This week’s Design File is about the Sacco bean bag.
It was hard for me to write about the bean bag without reflecting on my own experiences, craving one and then making one when I was about 12. I can remember the laborious process still and the acrid stink of polystyrene fumes filling the house. When I eventually managed to make enough of the beads to fill a bean bag, I left them to dry in a muslin bag hanging in the garage while we went off for our summer holiday. They were still damp when we returned but a few weeks later my mother sewed the casing together which I filled with those handmade beads, and then I sat and looked at it in my bedroom, thinking it was the best thing ever.

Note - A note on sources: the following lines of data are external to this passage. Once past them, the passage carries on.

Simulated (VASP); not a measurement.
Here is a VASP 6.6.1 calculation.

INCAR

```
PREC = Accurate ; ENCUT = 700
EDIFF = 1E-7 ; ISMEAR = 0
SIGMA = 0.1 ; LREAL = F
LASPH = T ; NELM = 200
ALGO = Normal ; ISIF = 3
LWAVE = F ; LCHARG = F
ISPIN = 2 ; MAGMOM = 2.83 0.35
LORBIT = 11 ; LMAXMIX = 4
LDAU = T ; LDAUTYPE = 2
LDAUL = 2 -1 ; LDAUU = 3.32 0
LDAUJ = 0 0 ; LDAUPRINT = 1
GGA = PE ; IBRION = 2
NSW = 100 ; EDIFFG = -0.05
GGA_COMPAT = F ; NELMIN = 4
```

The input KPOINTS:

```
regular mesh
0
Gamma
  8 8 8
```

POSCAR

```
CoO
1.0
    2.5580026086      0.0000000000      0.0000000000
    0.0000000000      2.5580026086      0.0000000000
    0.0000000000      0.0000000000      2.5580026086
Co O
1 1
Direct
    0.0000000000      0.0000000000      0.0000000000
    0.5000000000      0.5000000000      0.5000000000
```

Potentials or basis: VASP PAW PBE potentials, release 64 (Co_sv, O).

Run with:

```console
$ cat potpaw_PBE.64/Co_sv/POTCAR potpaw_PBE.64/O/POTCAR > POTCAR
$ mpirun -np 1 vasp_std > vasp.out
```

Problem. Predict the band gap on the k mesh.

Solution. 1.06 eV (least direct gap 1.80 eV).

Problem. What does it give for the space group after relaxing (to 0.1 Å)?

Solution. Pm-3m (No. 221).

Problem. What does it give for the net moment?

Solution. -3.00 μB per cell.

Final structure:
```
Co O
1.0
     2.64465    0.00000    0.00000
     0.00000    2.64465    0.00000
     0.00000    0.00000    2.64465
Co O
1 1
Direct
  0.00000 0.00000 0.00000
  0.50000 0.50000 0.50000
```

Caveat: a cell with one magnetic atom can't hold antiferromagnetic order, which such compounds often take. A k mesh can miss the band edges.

Like many children I was always trying to ring the changes in my own bedroom, asserting my presence. After an awful wallpaper that had vintage cars on it (my parents choice), I opted for walls painted in Geranium Red, which probably explained why I was bouncing off them at times. A window took up most of one wall and looked across the road to a large Victorian house in lovely grounds that was being used as a children’s home. I could see right into the large sitting room where children were always playing. I don’t think we ever played with them – they seemed to be kept securely apart, playing outside around the back. My mother forbid me from lining up my Easter eggs on my window sill because she didn’t want the children to see them and be jealous (which is why I needed to be told, having a child’s insensitive desire to show off).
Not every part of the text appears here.